But this bold American adventurer, who was only 20, had just spent two years traveling and living with the peoples of one of the most remote and least-known Western regions of the continent. Exactly what Philip Nolan did and where he went in 1791 and 1792 is difficult to fix. We do know that he was a native of Natchez, on the east bank of the Mississippi, and that he had secured a passport and trading license from Esteban Rodríguez Miró, the Spanish governor of Louisiana and Florida. Otherwise, his adventure exists only in barest outline. He followed in the footsteps of French traders from Louisiana, and like them he seems to have made his way to the Wichita villages on the Red River (see map, P. 34) gateway trading villages like those of the Mandan/Hidatsas on the Missouri. Then Nolan traveled farther west with various groups of Comanches, the “Lords of the Southern Plains” who had controlled access to the region for half a century. Indeed, it is likely the Comanches initiated Philip Nolan’s adventure with an invitation to American traders to visit them in the distant interior.

If we accept the sketchy references to this adventure, Nolan favorably impressed the Comanches—a people with a highly developed regard for the masculine virtues—with American wilderness skills. Judging from a description that eventually made its way to Jefferson, the Comanches in turn showed Nolan a country few Euro-Americans had seen and that geographers would misunderstand for another century. Deep in the Plains they traveled, along the two great headwater streams of the Red River, one of which flowed through the unknown Wichita Mountains. The other one traversed an unimaginable landform, an immense plateau known in Spanish as the Llano Estacado (“Staked Plain”), which took the Indians three days to cross. Below the western cliffs of that grand plateau, Nolan swam in artesian pools and was shown carved depictions on a rock face of what appeared to be a giant horned serpent. Farther west he saw a river flowing southward down the plains and, far beyond it, the dim blue uplift of “the Mexican Mountains,” at the foot of which sat Santa Fe.

The early 1790s seldom springs to mind when we consider important periods in the history of the American West. But for the southern stretches of the West, Nolan’s barely known foray would prove significant indeed. What had drawn Philip Nolan west in the first place was a dream of wealth—not from gold or precious metals, or even from the fur-bearing animals luring traders to the streams of northern Louisiana Territory and Canada. Horses are what interested him, feral horses that over the previous century had spread across the Southwest and had now, alongside bison and prairie dogs and pronghorns, become an integral part of the ecology of the southern high Plains. The French/Spanish traders in Louisiana had shown Nolan how to build corrals and catch these mestenos (“wild ones,” mustangs), and Nolan was becoming good at it. But after two years with the Comanches, he had come to understand that just as traders in the north could barter with the Indians for processed furs, American traders didn’t have to build pens and corral the wild herds. They could buy horses, and the mules that did so well on the humid southern frontier, directly from the Comanches, who had so many animals that, as their headmen put it, they were “to us like grass.”

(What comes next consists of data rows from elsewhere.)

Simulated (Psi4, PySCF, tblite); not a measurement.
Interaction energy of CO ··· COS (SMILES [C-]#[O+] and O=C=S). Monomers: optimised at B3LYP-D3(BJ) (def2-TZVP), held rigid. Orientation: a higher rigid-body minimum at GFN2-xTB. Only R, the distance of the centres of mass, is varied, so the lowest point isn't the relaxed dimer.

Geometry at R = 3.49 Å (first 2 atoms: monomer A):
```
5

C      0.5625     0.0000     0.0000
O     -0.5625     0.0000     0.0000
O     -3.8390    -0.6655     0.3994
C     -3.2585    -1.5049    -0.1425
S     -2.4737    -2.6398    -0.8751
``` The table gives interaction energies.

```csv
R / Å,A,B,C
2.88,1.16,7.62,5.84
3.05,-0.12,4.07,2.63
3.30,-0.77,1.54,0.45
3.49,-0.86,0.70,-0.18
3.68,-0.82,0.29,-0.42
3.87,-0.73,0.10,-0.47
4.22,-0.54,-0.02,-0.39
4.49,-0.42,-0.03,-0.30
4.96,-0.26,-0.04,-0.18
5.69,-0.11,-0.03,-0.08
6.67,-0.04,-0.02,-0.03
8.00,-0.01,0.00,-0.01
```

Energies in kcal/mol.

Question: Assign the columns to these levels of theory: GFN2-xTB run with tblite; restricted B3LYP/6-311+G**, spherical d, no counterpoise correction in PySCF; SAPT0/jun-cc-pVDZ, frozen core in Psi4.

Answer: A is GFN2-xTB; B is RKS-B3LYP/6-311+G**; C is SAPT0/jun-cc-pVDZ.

That information, along with the skills he’d developed running and corralling wild horses, was all Nolan needed. He would mount a second expedition into the country he called the “Great Plains” in 1794–95 and a third one in 1795–96. When he returned from his third trip, Nolan took 250 mustangs all the way to Frankfort, Ky., where his striking Western animals brought as much as $150 apiece. In 1797 Nolan, now underwritten by sponsors, and his multicultural party of Americans, French/Spanish Louisianians, free blacks and Indians (“12 good rifles and…but one coward,” he wrote) set out on a fourth expedition with $7,000 in trade goods. And this time when he returned in 1798, they were driving a herd variously estimated at between 1,000 and 2,500 horses. Although he found “the savage life…less pleasing in practice than speculation” (he could not “Indianfy my heart,” as he put it), Philip Nolan was on his way to becoming a legend. He had begun something destined to outlive him by decades.

With that first two-year journey to within sight of the Rocky Mountains, the man who became known in Jeffersonian America as “the Mexican traveler” had launched one of the intriguing yet unknown Big Stories in the history of the early American West. On the great horizontal sweeps up the Red, Arkansas and other rivers of the southern Plains during the decades when Americans were first venturing west, this horse trade would become the southern equivalent of the fur trade on the northern Plains. Through tax and license fees on their capture, mustangs had been providing Spanish Texas with a revenue base since 1787. Under the tutorship of French and English traders, the horse trade had even schooled many diverse Indian peoples in the nuances of the market economy. Now it was about to fascinate a famous American president and draw American mustangers under U.S. flags into a Southwest whose future arc was not yet set. By mid-century the horse trade would even become a major diplomatic issue between the United States and the new Republic of Mexico. Like much of the trade in animals, this one had implications for empire.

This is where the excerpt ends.